When Sydney Pearson ’25 joined the University’s Mixed Asian-Pacific Islander Students’ Heritage Club, it was one of the first times she had encountered a space dedicated specifically to multiracial students. And while MASH’s focus on mixed Asian-Pacific Islander identity “can sound hyper-specific to some,” Pearson wrote in an email to The Herald that she quickly found the club to be “incredibly inclusive (and) expansive.”
From deep discussions to lighthearted socials, MASH hosts on-campus events aimed at building community for students with mixed API identities. The club, originally founded in 2002. is the only on-campus affinity group specifically for students with mixed API identities, according to Pearson, who now serves as the group’s social chair. And in recent meetings, the group has seen greater turnout than expected, Pearson wrote.
According to MASH President Nova Dea ’24, the club is ideal for students with mixed API identities who “don’t really fit into either one of their identities perfectly.”
Dea, who is half Chinese and half Hispanic, said she had struggled to build a sense of belonging in other affinity groups that she initially joined. Dea then joined MASH, which she said is “the perfect intersection” between her two identities. Now, she wants to help foster a community “where everyone feels that they belong.”
The club carves out a needed space for students with mixed API identities on campus, said MASH Vice President Zane Darden ’24. He said that while he has noticed many such students at Brown, he has found few spaces at the University designated specifically for them.
According to Darden, MASH provides a setting for students to engage in discussions about their identities and issues present in mixed API communities. “We seek to create a community where people can just meet (each other) that have similar backgrounds,” he said, adding that many students with mixed API identities bond over common “feelings, sentiments and experiences” about their positionality.
Pearson wrote that the group primarily holds two types of events, discussions and socials. At discussion meetings, members address personal experiences with their identities, such as imposter syndrome, dating and anti-Asian racism. In social meetings, members can make new friends, bonding over activities like cooking workshops, craft nights and movie nights.
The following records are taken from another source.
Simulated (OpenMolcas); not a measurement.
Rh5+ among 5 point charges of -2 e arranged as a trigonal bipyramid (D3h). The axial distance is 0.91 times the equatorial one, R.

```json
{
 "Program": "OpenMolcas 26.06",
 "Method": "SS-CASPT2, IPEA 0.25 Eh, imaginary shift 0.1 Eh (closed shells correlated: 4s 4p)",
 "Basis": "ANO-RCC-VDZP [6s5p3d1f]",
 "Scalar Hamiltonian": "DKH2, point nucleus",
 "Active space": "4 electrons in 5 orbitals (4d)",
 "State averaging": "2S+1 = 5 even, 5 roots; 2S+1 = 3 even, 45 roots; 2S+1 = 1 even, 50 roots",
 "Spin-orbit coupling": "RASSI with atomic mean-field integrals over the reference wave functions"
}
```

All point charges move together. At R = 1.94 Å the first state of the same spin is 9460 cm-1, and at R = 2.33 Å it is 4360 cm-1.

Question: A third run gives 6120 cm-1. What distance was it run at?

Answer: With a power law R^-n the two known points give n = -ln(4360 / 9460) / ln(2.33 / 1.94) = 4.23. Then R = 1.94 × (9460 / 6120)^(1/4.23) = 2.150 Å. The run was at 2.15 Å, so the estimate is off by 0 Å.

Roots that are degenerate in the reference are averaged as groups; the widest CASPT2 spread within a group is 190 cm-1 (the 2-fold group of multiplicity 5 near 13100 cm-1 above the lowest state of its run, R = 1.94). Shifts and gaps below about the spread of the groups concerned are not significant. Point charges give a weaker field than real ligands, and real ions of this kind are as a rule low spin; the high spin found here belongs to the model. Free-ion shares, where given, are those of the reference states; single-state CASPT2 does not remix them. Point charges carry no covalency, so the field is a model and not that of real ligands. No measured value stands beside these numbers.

Hosting both types of meetings “brings a lot of vulnerability and a deeper sense of community to our club,” Pearson wrote. The group uses the combination to share the “joys and struggles that are often unique to mixed API.”
This spring, alongside Brown’s Organization of Multiracial and Biracial Students — another campus group for students with multiracial identities — MASH will organize Loving Week, a celebration commemorating the Loving v. Virginia case that declared laws prohibiting interracial marriage unconstitutional.
The group is also building connections across campus through collaborative events with other student organizations, Dea said, citing future events with the Brown Filipino Alliance and Brown Outing Club.
“While general API groups have always been more than welcoming to me, I never felt completely comfortable sharing the whole range of my identity in those places,” Pearson wrote. “MASH is a group that I feel like I truly fit into, without having to add in disclaimers or feel like I don't relate, and that's a really special feeling.”